A positive learning environment should be established and managed. Ideally the instructor should determine through proper questioning if the student has ever had a traumatic real-world or training experience. The instructor should then tailor part of the training to increase the student’s confidence in the successful outcome of that specific traumatic event.

Safety Margins

It is critical in an on-aircraft training environment that the the student have absolute and justified confidence in his instructor’s abilities, in the margin-of-safety of the training aircraft and in the margin of safety of the flight environment. The instructor must ensure that safety-of-flight is never compromised. Realistic stressors can be incorporated within these constraints. For instance, a skidded turn stall or simulated wake turbulence encounter can be conducted in closer proximity to the ground than a nose low overbanked upset from a simulated cruise altitude. In any case, the instructor must ensure adequate ground clearance at or exceeding mandated minimums, as well as recovery within the structural (to include airspeed) limits of the airplane given worst-case training scenario.

Building Block Approach

Incorporate the “Building Block Approach” into training. This includes gradually exposing the student to increasing nose-up, nose-down and overbanked attitudes and also increased deviations both high and low airspeed so that he can increase his ability to manage stress in those situations. Exposing the student to extremes of pitch and bank or airspeed too early or abruptly can have lasting detrimental effects on a pilot’s confidence and ability to manage stress. Exposure to more extremes of attitudes must be progressive.

Context Relevant Stress

“Context relevant stress” should be incorporated into training. The instructor should look for opportunities to ensure that stressors (stimuli that induce stress) be as realistic as possible and relevant to the training task performed. For instance, since a worst-case Graveyard Spiral typically involves a nose low high bank angle attitude with high speed and high G-loading, the instructor should ensure that the student is coached into a spiral dive in the training environment with similar cues – suitable nose attitude and bank and enough speed and G-loading to create the associated wind rush, pitch loading due to trim, control sensitivity associated with high speed flight, and sense of urgency due to ground proximity. The student must then recover in the presence of these realistic stressors. Since similar stressors will be present in a real-world spiral, the pilot will be able to think and act more clearly in the presence of those stressors because he’s already seen them in the training environment in a task-relevant environment. Another example of context relevant stress is the setup of a realistic wake turbulence encounter. The instructor could state…”for this next scenario, I am the pilot flying, you are the pilot monitoring, we are in your Learjet at 1200 feet on final approach and configured at Vref.” The instructor then configures the aircraft at a representative approach speed with associated control sluggishness, performs the simulated wake turbulence maneuver and directs the student to recover.

 Visualization

Context relevant stress can be enhanced through “facilitated visualization.” Realism can be added if the instructor can effectively encourage the student to visualize performing the task in his own aircraft. For instance, the instructor could state before performing a Split-S type maneuver to show the incorrect response to a nose low overbanked upset… “I will demonstrate a Split-S maneuver now, but I want you to picture yourself inadvertently pulling through an overbanked nose low upset in your Gulfstream aircraft and imagine the altitude lost and airspeed gained in that aircraft.” In fact the emphasis of transfer of skill is a critical part of upset recovery and prevention training.

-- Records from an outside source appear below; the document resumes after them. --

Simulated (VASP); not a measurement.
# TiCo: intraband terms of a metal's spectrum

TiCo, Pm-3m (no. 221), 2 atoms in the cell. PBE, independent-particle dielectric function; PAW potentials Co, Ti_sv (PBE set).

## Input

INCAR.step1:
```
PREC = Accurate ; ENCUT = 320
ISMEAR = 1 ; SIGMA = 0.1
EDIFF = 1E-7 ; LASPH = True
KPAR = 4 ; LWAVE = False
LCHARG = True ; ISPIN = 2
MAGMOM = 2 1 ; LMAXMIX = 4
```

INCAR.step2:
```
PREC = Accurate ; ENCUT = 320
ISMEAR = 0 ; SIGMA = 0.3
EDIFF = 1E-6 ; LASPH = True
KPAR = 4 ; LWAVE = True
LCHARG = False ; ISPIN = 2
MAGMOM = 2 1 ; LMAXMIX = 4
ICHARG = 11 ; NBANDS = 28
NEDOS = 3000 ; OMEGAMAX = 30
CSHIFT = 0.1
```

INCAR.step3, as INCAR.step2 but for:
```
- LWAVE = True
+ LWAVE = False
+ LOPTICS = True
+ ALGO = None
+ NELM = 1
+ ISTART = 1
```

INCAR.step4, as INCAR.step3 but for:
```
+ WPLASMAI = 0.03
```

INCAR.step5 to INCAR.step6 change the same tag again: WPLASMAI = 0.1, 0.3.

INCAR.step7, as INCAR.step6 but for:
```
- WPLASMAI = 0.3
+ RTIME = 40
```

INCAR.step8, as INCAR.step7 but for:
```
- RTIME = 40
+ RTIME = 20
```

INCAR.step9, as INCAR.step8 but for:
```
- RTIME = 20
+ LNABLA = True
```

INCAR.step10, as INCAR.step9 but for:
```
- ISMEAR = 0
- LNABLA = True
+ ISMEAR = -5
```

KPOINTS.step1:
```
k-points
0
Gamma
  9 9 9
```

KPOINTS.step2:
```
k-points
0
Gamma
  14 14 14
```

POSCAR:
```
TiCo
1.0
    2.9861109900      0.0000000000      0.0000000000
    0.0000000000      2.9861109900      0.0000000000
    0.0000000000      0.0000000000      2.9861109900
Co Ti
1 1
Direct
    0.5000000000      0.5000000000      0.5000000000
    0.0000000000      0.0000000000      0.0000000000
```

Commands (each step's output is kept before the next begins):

Confidence and Skills before Startle

Instill confidence in the student by successfully building up core skills, the ability to gain and maintain enhanced awareness and timely decision making. Once the student has gained these basic skills and confidence, the instructor can introduce the “Startle Factor” at the appropriate point in training. The “startle” reflex is somewhat involuntary. When there are extreme differences between expectation and reality with rapid onset, such as a wake turbulence encounter, the body initiates the “fight or flight response.” Because the occurrence of these events is a very real possibility, pilots should be taught to react correctly and in a timely manner despite the extreme stress associated with such an event. This stress can be controlled in the training environment.

Exposure to Wide Range of Stressors

Expose the student to a wide range of task relevant stressors. For instance, nose low overbanked upsets can happen at both low airspeed (close to stall) or high airspeed and at low or high altitude. The instructor could expose the student to nose low overbanked upsets first via a skidded turn stall. This is typically a low altitude low airspeed upset directly attributable to pilot error (with the commensurate emphasis on why it is so important to avoid it in the first place). This task should be set up with suitable but safe ground proximity and at a representative approach speed. Then the instructor could expose the student to increasingly greater overbanked and higher speed upsets with associated sensory cues – sound of wind rush, increased G on recovery, etc. While a skidding turn stall and its associated overbanked attitude is very beneficial in skill development as well as the emphasis on avoidance, stressors are different in that task than in a high speed overbanked upset. Low speed stressors would be closer proximity to the ground, control sluggishness and associated slow control response, etc. Not exposing the student to both types of upsets would be doing the student a disservice.

Management of Stress

Manage stress throughout the flight profile. Sustained stress should be avoided. Training should be a balance between sympathetic neural activities (i.e. those preparing the body for action, like elevated heart rate), and parasympathetic neural activities (i.e. those functions that prepare the body for tranquility or relaxation). Training should incorporate adrenalized learning during tasks and relaxation between training events, especially while critique and instruction are given. Sustained stress will effectively “burn the student out” early and may have lasting detrimental effects particularly if confidence is not bolstered. All students are different and react to stress differently. The instructor must know when to take a step back. The training environment can never reach a level of extreme uncertainty, where the student is constantly apprehensive, never knowing what will happen next. This will negate the effectiveness of training and severely reduce the credibility of the instructor.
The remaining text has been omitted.